Transform data by using the Script activity in Azure Data Factory or Synapse Analytics

आलेख
10/03/2024

APPLIES TO: Azure Data Factory Azure Synapse Analytics

Tip

Try out Data Factory in Microsoft Fabric, an all-in-one analytics solution for enterprises. Microsoft Fabric covers everything from data movement to data science, real-time analytics, business intelligence, and reporting. Learn how to start a new trial for free!

You use data transformation activities in a Data Factory or Synapse pipeline to transform and process raw data into predictions and insights. The Script activity is one of the transformation activities that pipelines support. This article builds on the transform data article, which presents a general overview of data transformation and the supported transformation activities.

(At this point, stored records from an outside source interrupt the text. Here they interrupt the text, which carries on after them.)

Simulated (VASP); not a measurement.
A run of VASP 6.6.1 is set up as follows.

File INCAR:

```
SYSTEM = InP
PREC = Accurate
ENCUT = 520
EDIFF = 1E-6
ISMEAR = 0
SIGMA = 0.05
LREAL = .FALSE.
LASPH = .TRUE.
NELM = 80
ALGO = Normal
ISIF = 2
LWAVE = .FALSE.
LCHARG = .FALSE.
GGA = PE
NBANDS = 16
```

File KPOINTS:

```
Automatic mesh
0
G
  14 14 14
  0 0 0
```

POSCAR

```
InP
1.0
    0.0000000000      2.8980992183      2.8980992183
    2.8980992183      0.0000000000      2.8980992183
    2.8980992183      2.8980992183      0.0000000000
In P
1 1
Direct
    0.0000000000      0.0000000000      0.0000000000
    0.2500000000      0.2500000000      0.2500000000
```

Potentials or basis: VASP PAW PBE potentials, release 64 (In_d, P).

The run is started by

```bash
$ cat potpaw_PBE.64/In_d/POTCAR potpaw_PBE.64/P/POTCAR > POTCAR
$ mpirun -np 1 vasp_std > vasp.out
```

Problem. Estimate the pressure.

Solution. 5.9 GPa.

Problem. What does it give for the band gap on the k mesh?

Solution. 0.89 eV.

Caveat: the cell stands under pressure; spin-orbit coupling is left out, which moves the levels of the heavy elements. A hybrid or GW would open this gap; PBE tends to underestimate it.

Using the script activity, you can execute common operations with Data Manipulation Language (DML), and Data Definition Language (DDL). DML statements like INSERT, UPDATE, DELETE and SELECT let users insert, modify, delete, and retrieve data in the database. DDL statements like CREATE, ALTER and DROP allow a database manager to create, modify, and remove database objects such as tables, indexes, and users.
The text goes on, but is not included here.